Prague: city of cobbled streets, Gothic architecture, absinthe and cheap beer. I’ve been dying to go to Prague for ages and this past week, I got to spend a magical seven days exploring this wonderful city. It was unfortunate timing writing wise, as I was just starting to make serious inroads with the WIP and didn’t want to be distracted from it. But then Prague happened and I learned something valuable about the where of my writing.
I could have written. I had a few hours at the airport either way to get some writing done, there were evenings we spent relaxing in the apartment after a busy day of walking through the tourist sites, I could’ve woken up earlier and written for an hour before breakfast, but I just… could not write.
At home, I usually write at my desk, or sometimes on my Chrome book if I want a change of scenery and head onto the balcony for a writing session. Regardless of where I write at home, I always have the WIP’s soundtrack playing and I resent any distractions. My current WIP is heavy on the character development and I’m writing first person so it usually takes me a few minutes to really get into character, to become my MC and start feeling all the story emotions as he would. I couldn’t do this in Prague.
My story takes place in panhandle Texas: dry, arid, prairie, big blue sky, pump-jacks, roadkill, vultures, scorpions, dusty roads, tiny towns, Native American spirituality etc. It was impossible to transport myself to Texas while sitting in an apartment in the middle of Old Town Prague listening to the rain patter against the window and horse hooves clatter on the cobbles. The ambiance was too different. Even with the music I usually play while writing, I just couldn’t get into the zone.

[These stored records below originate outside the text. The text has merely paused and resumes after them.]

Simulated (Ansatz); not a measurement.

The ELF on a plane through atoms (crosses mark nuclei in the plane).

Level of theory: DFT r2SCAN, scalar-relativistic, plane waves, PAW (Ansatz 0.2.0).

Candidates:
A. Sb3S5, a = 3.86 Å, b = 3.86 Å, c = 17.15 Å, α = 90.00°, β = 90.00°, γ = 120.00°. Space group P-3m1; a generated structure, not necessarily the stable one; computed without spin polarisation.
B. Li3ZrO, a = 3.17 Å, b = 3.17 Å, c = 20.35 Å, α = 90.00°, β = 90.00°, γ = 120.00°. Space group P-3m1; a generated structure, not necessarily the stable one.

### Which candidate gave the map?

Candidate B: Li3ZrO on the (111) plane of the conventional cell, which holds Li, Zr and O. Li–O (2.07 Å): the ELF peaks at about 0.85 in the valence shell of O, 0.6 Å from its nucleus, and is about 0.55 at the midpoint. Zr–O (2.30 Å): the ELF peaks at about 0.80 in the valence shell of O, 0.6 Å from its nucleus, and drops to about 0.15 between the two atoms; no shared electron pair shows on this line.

I live in Finland: forests, lakes, snow, rain – not exactly conditions conducive for writing about northern Texas, but because that’s my home, it becomes mundane and I can filter out my surroundings and immerse myself in the story world. Despite trying several times, I just couldn’t do the same while in Prague. It felt wrong. The setting felt alien. The characters distant and detached and not even mine. And now, I hadn’t been imbibing absinthe, it was just that the change in physical location had messed up my story GPS too.
This taught me that music isn’t always enough to get me into the zone, to transform me into the character I want to be. I need the familiar to be able to transport myself to the story world. If my surroundings are too exciting, I want to be where I am physically and not in my imagined landscapes. In short, the world around me has got to be boring or otherwise I won’t be able to immerse myself in the world I’m creating on the page.
Despite losing out on a week’s worth of writing, Prague was truly amazing and inspiring (attack of the Shiny New Ideas!) and definitely worth another visit.
Where do you write? Do your surroundings ever affect your writing?